Become a MacRumors Supporter for $50/year with no ads, ability to filter front page stories, and private forums.
GB6 doesn't scale multi-core linearly, for those of us with tasks that scale well across cores it isn't as good of a measure as measuring our real workloads - I'm waiting to see the large codebase compilation tests.
Sure, loads that scale linearly will be different - from the numbers already posted I'd expect pretty close to even performance between M2 Pro and M3 Pro. But it's the loads that don't scale linearly that are more interesting, from an architectural standpoint. (Obviously, if you're trying to buy something, your own use case is the most interesting.) They're also a lot more common overall.
 
Does Cinebench 2024 measure your workload better?
Not likely - as I said explicitly in my post, I am waiting to see if compilation shows any changes (as I know the Pro was a developer favourite at the last company I worked for) before I decide that these multi-core scores are vindication for the Apple is always right brigade.
 
Sure, loads that scale linearly will be different - from the numbers already posted I'd expect pretty close to even performance between M2 Pro and M3 Pro. But it's the loads that don't scale linearly that are more interesting, from an architectural standpoint. (Obviously, if you're trying to buy something, your own use case is the most interesting.) They're also a lot more common overall.
Even performance is a loss, your new generation should be unequivocally faster than the last or why did you bother? I.e. Why bother with N3B and the M3 Pro if it is such a bad process that they can't build anything better than the M2 Pro? Of course I don't believe N3B is bad, I think it is a fairly good process, I just think Apple made a bad user hostile set of choices with the M3 Pro CPU cores.
 
It is already confirmed that this time even the 14” M3 Max has high power mode option now. It is either the chassis has seen some change, or the thermal behaviour of these chips have improved?
 
I am waiting to see if compilation shows any changes (as I know the Pro was a developer favourite at the last company I worked for) before I decide that these multi-core scores are vindication for the Apple is always right brigade.
If you are concerned about compilation, wouldn't Geekbench Clang be the benchmark that best shows your workload?
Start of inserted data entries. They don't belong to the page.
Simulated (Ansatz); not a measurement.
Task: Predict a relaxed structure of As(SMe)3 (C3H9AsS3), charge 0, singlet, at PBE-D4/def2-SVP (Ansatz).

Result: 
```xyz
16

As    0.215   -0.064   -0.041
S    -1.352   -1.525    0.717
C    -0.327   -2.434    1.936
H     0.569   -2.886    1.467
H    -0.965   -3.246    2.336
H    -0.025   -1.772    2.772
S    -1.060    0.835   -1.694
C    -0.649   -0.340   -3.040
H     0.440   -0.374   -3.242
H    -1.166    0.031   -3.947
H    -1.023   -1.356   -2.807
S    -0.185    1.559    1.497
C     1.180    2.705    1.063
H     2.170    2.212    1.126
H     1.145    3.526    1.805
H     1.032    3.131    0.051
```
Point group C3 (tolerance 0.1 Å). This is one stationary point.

From Geekbench 6 CPU Workloads:
The Clang workload uses the Clang compiler to compile the Lua interpreter, a popular opensource language interpreter.
 
@sv8 wondered about the Ultra (and possible quad-chip M3) being on N3E. Their reasoning was incorrect, but I noticed something just a little while ago that bears on that.

Looking at the Max's die shot, where is UltraFusion?? Did they just hide it (IIRC they did in some of the early pictures of the M1 Max)? If so it would have to be at the bottom, under the GPUs and SLC/RAM controllers, which is reasonable.


Apple has been somewhat duplicitous about the Mn Max die twice before. At the Introduction of the M2 Max ....



screen-shot-2023-01-25-at-5-16-22-pm-png.2148256




The "substantively less than truthful" pattern is pretty clear now. They can't "delight and surprise" later if they reveal it so they 'hide it' because it is a 'secret'. Doing it once that works well, Doing it twice is a 'seen that trick before' event , so a not really surprising non-trick. Doing it a third time smacks of a magican that lost their skill to do anything different. It is just a boring part of the 'act'.



But what if there's another explanation?

They've already changed their pattern (if two generations makes a pattern) - the Pro and Max are clearly quite different from each other, not sharing nearly as much of their design as previous generations.

But .... the basic floor plan of the M2 Max and M3 Max do share tons of overlap. Yes, the Pro went in a slightly different direction from its previous iteration, but the Max sticking to the same 'fotmula'.

Not sharing is a dual edged sword. That means that the Max loosing a 'share some R&D overhead' partner. So would Apple also cut it off from the Studio deployments? If they don't ( Max variants of Studio are sharing with laptops ), then that balloon squeeze's "Lost my R&D overhead sharing partner' to just the Ultra systems to sort out all by their substantively lower volume selves.

If the changes to Pro push up monolithic only Max sales then dropping from the Mac Studio could work.


Perhaps the chip that will be the basis of the Ultra is NOT the Max, this generation. Maybe there's no Ultrafusion connector in the M3 Max die shot because it doesn't exist.

This would be pretty surprising - I wouldn't expect them to do a whole new floorplan for chips making up an Ultra,

Not too surprising. The Pro is a smaller die (more affordable). Loosing the connector would make the Max a smaller die also. (not going to make the Max 'cheap' , but Max has more transistors than Nvidia H100. Smaller because on N3B , but being on N3B costs more too. )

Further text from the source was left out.